The Advanced Education Statutes Amendment Act, 2011 (Bill 18) was given first reading on November 3, 2011. Bill 18 introduces new provisions in respect of boards governed by the College and Institute Act, the University Act and the Royal Roads University Act. In effect, the Thompson Rivers University Act is also amended since it references the provisions in the University Act that are being amended. The School Act and various post-secondary legislation are also amended to clarify the use and disclosure of the personal education numbers of students attending private post-secondary institutions.

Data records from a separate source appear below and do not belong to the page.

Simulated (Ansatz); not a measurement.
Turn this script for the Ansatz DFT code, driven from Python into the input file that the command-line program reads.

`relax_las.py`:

Bill 18 addresses the composition of boards of publicly-funded colleges, institutes and universities and potential conflicts of board members. Each of the College and Institute Act, the University Act and the Royal Roads University Act are amended so as to add a provision that members of the board “must act in the best interests of” their respective college, institute or university. One might have thought that such a rule should flow from the common law, but some board members may have loyalties to constituent parts of a college, institute or university. This provision clarifies that, as a board member, the member must be concerned about the institution as a whole rather than a private or shareholder interest.
Bill 18 will disqualify from board membership any person who is both an employee of the college, institute or university and an executive member or officer of an instructional, administrative or other staff association which negotiates with the board or which adjudicates disputes. Thus, Bill 18 will help to preclude conflicts of interest among board members who are employees and who serve institutional shareholders in a capacity that may be related to board matters.
Bill 18 also adds a provision which allows the Lieutenant Governor in Council, on a two-thirds resolution of a board, to remove for cause a board member elected by faculty members, the student body or employee or support staff. The Lieutenant Governor in Council has always had the power to remove the board members it appoints, but there has been no mechanism in respect of elected members. Members of corporate boards can be removed pursuant to a shareholder vote but such an option is not open to the boards of universities, colleges and institutes. The mechanism may be cumbersome, but presumably it will be used sparingly, particularly when a two-thirds resolution of the board is first required.
The amendments to the College and Institute Act also add a provision that the chair of the board must be elected from the eight board members appointed by the Lieutenant Governor in Council. The transitional provisions (section 54 of Bill 18) specifically provide that a chair who is not an appointed board member will cease to be chair when the provision or Bill 18 comes into force.
Personal Education Numbers
Section 170.1 and following of the School Act allow the minister under that Act to assign each student a “personal education number”. These numbers are used for such things as determining grants, administering provincial examinations and conducting research regarding the transition to post-secondary institutions. Pursuant to Bill 18, the School Act, as well as various statutes which apply to private post-secondary institutions, will be amended so as to align the system for student identification in private institutions with that found in public institutions. Statutes such as the Trinity Western University Act, the Sea to Sky University Act, the Degree Authorization Act and the Private Career Training Institute Act are amended so as to include provisions which define “personal education number” and to permit the boards of the institutions to obtain the personal education numbers of their students, use the numbers in respect of operating programs, and conduct research and statistical analysis and disclose personal information to the minster responsible for private post-secondary institutions and the minister responsible for the School Act. Also amended in this fashion are the Canadian Pentecostal Seminary Act, the Carey Hall Act, the Christ College of Canada Society Act, the Columbia Bible College Act, the Northwest Baptist Theological College Act, the Okanagan Bible College Act, the Pacific Life Bible College Act, Regent College Act, the Seminary of Christ the King Act, the St. Andrew’s Hall Act, the St. Mark’s College Act, the Summit Pacific College Act, the Vancouver School of Theology Act and the World Trade University Canada Establishment Act.